Record numbers of people are in work and average earnings are at their highest level for a decade, new figures reveal.
Employment increased by 79,000 in the three months to October to 32.4 million, the highest since records began in 1971.
Unemployment also increased, up by 20,000 to 1.38 million after a big increase in the number of men out of work, although the total is still 49,000 lower than a year ago, the Office for National Statistics said.
The UK’s jobless rate is now 4.1%, 0.2% lower than a year ago.
The ONS also reported that average earnings increased by 3.3% in the year to October, up from 3.1% the previous month.
It was the highest figure since 2008, and is more than the latest inflation rate of 2.4%.
The ONS said average weekly earnings, adjusted for price inflation, increased by 1.1%, including bonuses, compared with a year ago.
The increase in both unemployment and employment is explained by the UK’s rising population, and fewer people classed as economically inactive, which includes those on long-term sick leave, students, and people who have given up looking for a job.
The number of economically inactive people fell by 95,000 in the latest quarter to 8.6 million.
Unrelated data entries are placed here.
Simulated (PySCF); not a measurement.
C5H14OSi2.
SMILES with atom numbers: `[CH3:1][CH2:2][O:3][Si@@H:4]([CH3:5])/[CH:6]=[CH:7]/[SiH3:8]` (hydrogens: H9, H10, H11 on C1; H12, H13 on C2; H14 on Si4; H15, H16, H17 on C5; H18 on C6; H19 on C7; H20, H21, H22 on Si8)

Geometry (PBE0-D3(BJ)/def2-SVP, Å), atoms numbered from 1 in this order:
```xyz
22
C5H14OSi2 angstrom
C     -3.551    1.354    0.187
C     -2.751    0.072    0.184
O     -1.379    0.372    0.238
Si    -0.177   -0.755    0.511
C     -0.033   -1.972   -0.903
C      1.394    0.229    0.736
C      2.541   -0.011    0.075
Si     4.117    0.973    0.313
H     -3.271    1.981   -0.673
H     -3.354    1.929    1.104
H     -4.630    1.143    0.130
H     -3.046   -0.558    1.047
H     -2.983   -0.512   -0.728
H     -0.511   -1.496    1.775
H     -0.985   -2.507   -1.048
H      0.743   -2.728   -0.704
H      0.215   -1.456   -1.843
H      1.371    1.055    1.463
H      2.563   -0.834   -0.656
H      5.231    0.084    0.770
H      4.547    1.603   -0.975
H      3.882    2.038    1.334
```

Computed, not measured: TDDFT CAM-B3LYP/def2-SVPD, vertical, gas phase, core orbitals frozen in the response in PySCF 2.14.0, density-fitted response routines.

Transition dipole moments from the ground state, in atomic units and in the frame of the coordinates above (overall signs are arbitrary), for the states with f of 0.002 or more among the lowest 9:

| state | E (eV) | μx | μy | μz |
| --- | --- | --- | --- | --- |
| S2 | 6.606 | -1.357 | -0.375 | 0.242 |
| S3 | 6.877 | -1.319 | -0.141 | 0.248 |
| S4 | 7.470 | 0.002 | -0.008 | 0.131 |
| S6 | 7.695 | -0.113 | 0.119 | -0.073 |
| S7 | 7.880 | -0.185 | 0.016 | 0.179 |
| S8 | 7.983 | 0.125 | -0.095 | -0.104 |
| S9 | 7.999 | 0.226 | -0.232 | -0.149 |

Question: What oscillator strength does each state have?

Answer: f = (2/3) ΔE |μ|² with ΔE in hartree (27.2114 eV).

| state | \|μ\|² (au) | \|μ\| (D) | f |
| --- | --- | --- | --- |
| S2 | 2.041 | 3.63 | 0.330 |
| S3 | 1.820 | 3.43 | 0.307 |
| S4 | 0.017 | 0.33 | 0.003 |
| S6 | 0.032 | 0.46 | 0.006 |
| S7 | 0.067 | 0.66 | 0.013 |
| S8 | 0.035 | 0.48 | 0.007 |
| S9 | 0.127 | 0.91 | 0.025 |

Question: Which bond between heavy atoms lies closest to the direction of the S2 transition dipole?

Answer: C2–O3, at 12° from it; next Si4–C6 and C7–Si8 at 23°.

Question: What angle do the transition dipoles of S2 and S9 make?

ONS senior statistician Matt Hughes said: “The employment rate has continued to rise in the most recent three months, returning to a joint record high, boosted by an increase in full-time workers.
“There was a corresponding fall in the inactivity rate, while the unemployment rate was virtually unchanged.
“Real earnings are now growing faster than at any time since around the end of 2016.”
Job vacancies were up by 10,000 on the quarter to a record high of 848,000, the ONS reported.
Staffing levels at the Department for Exiting Europe and Department for International Trade increased by 440 over the past year to just over 2,000.
Employment Minister Alok Sharma said: “Today’s statistics show the enduring strength of our jobs market, with wages outpacing inflation for the ninth month in a row and employment at a record high.
“This is benefiting people across the country, with almost 400,000 more people in work in the last year, putting more money in the pockets of working families, and showing the UK remains a great place to invest and do business.”